Agassi Stuns Baghdatis, U.S. Open Crowd Again
September 1st, 2006 by Michael StephensHe did it again. It took five sets, 3 hours 48 minutes, and a ton of physical and mental anguish, but Andre Agassi got it done. In a match he had wrapped up in the third and fourth sets, then appeared to have let slip away in the fifth, Agassi prevailed through sheer will.
He won because he would not let Marcus Baghdatis beat him. Because his body was the less weakened of the two, and because the New York crowd would not allow this legend to go quietly into the morning. Agassi had to prevail in this match somehow. He just had to.

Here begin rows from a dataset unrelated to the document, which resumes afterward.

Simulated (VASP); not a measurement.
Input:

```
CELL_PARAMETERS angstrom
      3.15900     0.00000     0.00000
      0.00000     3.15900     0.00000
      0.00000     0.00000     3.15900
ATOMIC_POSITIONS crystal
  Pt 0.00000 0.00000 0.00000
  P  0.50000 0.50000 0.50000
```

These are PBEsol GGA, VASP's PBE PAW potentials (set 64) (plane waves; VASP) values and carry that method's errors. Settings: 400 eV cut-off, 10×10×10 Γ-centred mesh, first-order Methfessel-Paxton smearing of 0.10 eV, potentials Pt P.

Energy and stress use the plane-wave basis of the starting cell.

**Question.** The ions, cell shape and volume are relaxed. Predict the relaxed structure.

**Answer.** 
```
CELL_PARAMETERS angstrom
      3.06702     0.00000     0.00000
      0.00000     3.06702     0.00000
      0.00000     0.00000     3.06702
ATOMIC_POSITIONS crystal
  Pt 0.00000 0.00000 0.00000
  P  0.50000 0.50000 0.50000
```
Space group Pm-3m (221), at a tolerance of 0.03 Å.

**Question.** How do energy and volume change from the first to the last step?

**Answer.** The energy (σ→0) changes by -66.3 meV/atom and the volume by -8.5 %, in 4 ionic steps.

He did, prolonging his career at least two more days, and one more match. The score of Agassi’s epic win over eighth-seeded Marcos Baghdatis in the second round of the U.S. Open last night reads 6-4, 6-4, 3-6, 5-7, 7-5, although that doesn’t begin to tell the whole story.
Neither does what follows below, but here’s a quick rundown of the sequence of events transpiring at Arthur Ashe Stadium, August 31-September 1…
- Agassi takes the first set, 6-4, aided by a lengthy point in the eighth game in which Baghdatis took a spill and hurt his left wrist.
- Playing his prototypical game, using clean and efficient groundstrokes and just enough first serves Agassi conserves energy and rolls to another 6-4 set. John McEnroe uses both “tight” and “loose” to negatively describe Baghdatis, who is obviously off his game, either playing tentatively or going for way too much.
- Andre has a break point at 3-3 in the third set, prompting McEnroe and his announcing counterpart, Ted Robinson, to discuss how he was about to finish the Cyprus native off in an hour and a half.
- Baghdatis holds serve, then capitalizes on a rare weak service game from Agassi to break for a 5-3 advantage. He serves out the set handily and is right back in this thing. We learn that a person from Cyprus is called a “Cypriot!” Who knew?
- While he overcame whatever mental bloc afflicted him earlier, Baghdatis can’t stop spraying the ball. Clusters of unforced errors land him in an 0-4 hole to start the fourth set, as Agassi fans prematurely celebrate a second time.